From social media, email marketing, and blogging to SEO, paid ads and affiliate marketing, content is the focal point of all types of marketing. Engaging your customers with the right kind of content can reduce customer churn rates significantly by keeping your existing customers better informed and educated about your product(s) or service(s).
For SaaS companies, content should target and influence both prospects and existing customers without being forceful or intrusive. Depending on where they are in your sales funnel(s), the content should educate, inform, and instruct leads on how best to use the product.
You, as a SaaS business owner, should create and send out effective content for the purposes of customer acquisition and customer retention. This content should be sent out to your audience in multiple forms by using the wide range of digital marketing channels available on the market today e.g. social media platforms, emails, SEO, adverts, etc.
Your content should be created and refined to accomplish the following goals:
This is the first step in customer acquisition: attracting traffic. You can either attract traffic for informational or promotional purposes.
Informational content provides potential customers with information about your product, its features, pricing plans, and benefits, while promotional content involves advertising material that creates awareness of the existence of your SaaS company.
Turn traffic to leads
The next step is to influence your traffic by creating content that further enhances their understanding of your product. This content should double down on the info provided in the content used to attract them (above point). It should highlight the problems users face, the impact of these problems and the solutions your product can provide to get rid of the problems.
When customers find a company that answers their queries, they are more likely to revisit and learn more. When they do that, they move up the buyer chain from ‘traffic’ to ‘leads’.
Convert leads to customers
At this stage, you expose your leads to personalized content (content-based customer engagement/interaction) to increase the chances of converting them into paying customers.
This personalized content can take many forms: eBooks, informational content (blog posts), promotional content, discounted offers, incentives/freebies, FAQs, and other media available.
Boost customer retention
This is the crux of this section.
When your leads become paying customers, don’t stop engaging with them. In fact, interact with them more — and consistently too! Get ahead of your competitors by personalizing your customers’ experiences, promoting new or special features, offering training and additional resources, etc.

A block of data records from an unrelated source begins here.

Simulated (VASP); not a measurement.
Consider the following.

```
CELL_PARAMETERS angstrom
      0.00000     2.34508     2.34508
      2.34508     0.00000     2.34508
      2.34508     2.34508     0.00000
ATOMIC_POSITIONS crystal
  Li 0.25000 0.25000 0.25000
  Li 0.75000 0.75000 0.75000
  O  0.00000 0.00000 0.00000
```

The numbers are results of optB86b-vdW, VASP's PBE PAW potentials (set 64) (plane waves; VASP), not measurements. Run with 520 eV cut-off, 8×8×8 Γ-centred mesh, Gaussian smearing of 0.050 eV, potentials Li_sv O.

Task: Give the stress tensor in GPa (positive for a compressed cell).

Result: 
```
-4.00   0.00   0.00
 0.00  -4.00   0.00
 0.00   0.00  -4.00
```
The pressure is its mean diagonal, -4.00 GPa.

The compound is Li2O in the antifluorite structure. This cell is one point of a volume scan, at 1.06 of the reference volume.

Schedule your email marketing campaigns and other types of channel marketing. Make your content drip consistent; don’t leave your customers waiting for too long with haphazard, sporadic content. If you decide to publish two new blog posts a week, stick to that. Want to send them four emails a month? Great! Don’t deviate from that.
Commit to a steady content strategy. This shows your customers that you’ll always have their backs and provide them with valuable content that will help them solve their problems.
Consistent, relevant content is one of the best ways to gain the loyalty of your customers and increase your SaaS customer retention rates.
Track your customer acquisition cost and lifetime value data
After executing your customer retention strategies, it is very important to find out if they’re working. The best way to know for sure is to track the data. The most important customer retention metrics you should pay attention to are your Customer Acquisition Cost (CAC) and Lifetime Value (LTV).
Let’s take a look at customer acquisition cost first.
Customer acquisition cost is essentially the total sum of the amount of money your company spends to acquire a new customer and bring them to the point of sale. This includes the time spent by your sales representatives, and your marketing/advertising expenses.
Why is CAC important?
Customer Acquisition Cost is important because, over time, it will tell you if it’s getting easier or more difficult to acquire new customers. This data will enable you to study trends to see when acquiring customers would cost less than usual, and if there are particular periods when customer acquisition costs more than usual.
With this data, you can optimize your customer acquisition strategies and determine the overall strength of your SaaS company. If your CAC is high, it most likely means that your sales and marketing efforts aren’t very effective. If your CAC is low, however, that means that your current practices are working.
There are many things that go into acquiring a new customer: tons of marketing campaigns, multiple sales teams/departments, a wide range of revenue channels, etc. However, the formula to calculate CAC is pretty straightforward.
It looks like this:
Customer Acquisition Cost (CAC) = Sales and marketing expenses ÷ Number of new customers
Therefore, if your sales and marketing team’s efforts cost $3,000 per month (including advertising costs) and you acquire 300 new customers every month, your CAC is $10 per customer. Easy peasy!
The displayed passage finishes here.